One of the issues that people seem to bring up to me the most is inflation, particularly hyperinflation. When people see charts like this one that show a vastly increasing money supply they are rightly concerned. One possible course of action I hear a lot is something along the lines of “hey that’s why I’m going to take out a bunch of loans so I can pay them back with cheap dollars and I’ll be protected.” Not a bad concept, and indeed it will work for a few, but based on this story about inflation in Iran (from Greg Mankiw’s blog) it’s not something I would give a very good chance of actually working if/when the time comes:
http://m.theatlantic.com/magazine/archive/2013/04/my-hyperinflation-vacation/309263
As in all cases of runaway inflation, there are winners among the losers. Iranians with foresight and the ability to borrow have profited enormously from the past year’s inflation. Many Iranians complain, Salehi-Isfahani of Virginia Tech told me later, that only the most politically connected people get significant loans from banks, so there is an inherent iniquity in the ability to profit off severe inflation. It’s easy to see why credit is rationed in Iran: the interest rate facing borrowers is fixed at 21 percent, so an inflation rate of about 30 percent means an automatic real rate of return of nearly 10 percent, just for borrowing.

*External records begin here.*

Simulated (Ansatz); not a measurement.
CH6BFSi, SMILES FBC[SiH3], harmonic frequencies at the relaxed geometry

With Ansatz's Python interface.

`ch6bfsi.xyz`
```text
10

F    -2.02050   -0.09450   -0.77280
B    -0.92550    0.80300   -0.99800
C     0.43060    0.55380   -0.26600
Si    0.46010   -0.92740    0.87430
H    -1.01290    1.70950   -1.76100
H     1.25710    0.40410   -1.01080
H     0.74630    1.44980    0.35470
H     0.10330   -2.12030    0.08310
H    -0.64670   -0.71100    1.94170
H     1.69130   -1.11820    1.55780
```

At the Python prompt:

This dynamic, in which savvy borrowers win big while people on fixed incomes, like the old and the retired, lose their savings, reproduces exactly what we’ve seen in previous inflation episodes elsewhere. “Hyperinflation is among the most cruel forms of government expropriation,” William Masters says. “If the government says it’s going to take your farm away, at least there’s a kind of visible honesty to that.” If you bought a large farm in Zimbabwe in 2000 and had a 30-year fixed-rate mortgage, in 2008 you could have paid that mortgage off with the 10-million-Zimbabwean-dollar note framed in Masters’s office, and expected change back in the transaction. But if you’d been in the more common situation of eking out some small savings, over many years, you’d find that your industry and foresight had been nullified, your thin cushion of savings yanked from under you.
So if you’re hoping to employ a “take out big loans to win” strategy – good luck with that. You’re likely much better off with stable money.